Recipe by LMC7420
A traditional spicy chicken soup from the heart of Mexico!
Top Review by Dr. Jenny
This soup was very simple to make and came together quickly. It was a great way to use up leftover chicken that we had grilled on a beer roaster a few days ago. I used jasmine rice, and I used a 15.5 oz can of garbanzo beans (this did not seem like too many beans). The only other modification that I made was that I added a little bit of leftover grilled bell pepper. I found the soup to be hearty and flavorful. I garnished my bowl with lots of fresh cilantro from the garden, which I just stirred into the leftovers in the pot afterwards. I thought the cilantro really made the soup and is a must. I also tried my soup with a little bit of shredded cheddar on top, and this seemed to be a nice, but unnecessary, addition. Thanks for posting this soup. I would make it again.

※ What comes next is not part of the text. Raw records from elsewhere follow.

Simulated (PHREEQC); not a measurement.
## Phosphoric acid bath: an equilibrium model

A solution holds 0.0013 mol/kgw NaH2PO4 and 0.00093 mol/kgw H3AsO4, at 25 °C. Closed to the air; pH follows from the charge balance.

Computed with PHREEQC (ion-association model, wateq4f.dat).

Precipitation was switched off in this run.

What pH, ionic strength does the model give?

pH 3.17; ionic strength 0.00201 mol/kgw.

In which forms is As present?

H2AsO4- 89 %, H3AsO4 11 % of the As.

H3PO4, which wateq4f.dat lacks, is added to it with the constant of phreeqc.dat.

- 1 (32 ounce) can chicken broth
- 1 (10 ounce) can vegetable broth
- 1 (4 ounce) can chipotle chiles in adobo
- 1 cup uncooked white rice
- 1 (10 ounce) can garbanzo beans, drained
- 1 -2 cup shredded cooked chicken (optional)
- fresh cilantro (if you can find it) or epazote (if you can find it)
Directions See How It's Made
- In a large stockpot, combine chicken broth, vegetable broth and approximately 4 cups water. Cover and bring to a boil.
- Add rice and simmer, covered, until rice is done, about 20 minutes.
- Empty can of chipotle peppers with sauce into blender and blend until very smooth.
- Using a small strainer, carefully strain about 1-2 tablespoons of chipotle mixture into soup. Be careful with this & test broth as you mix peppers in, it makes broth VERY spicy!
- Add garbanzo beans, chicken meat and simmer 5 minutes more, adding salt to taste.
- Garnish soup with cilantro or epazote leaves and enjoy!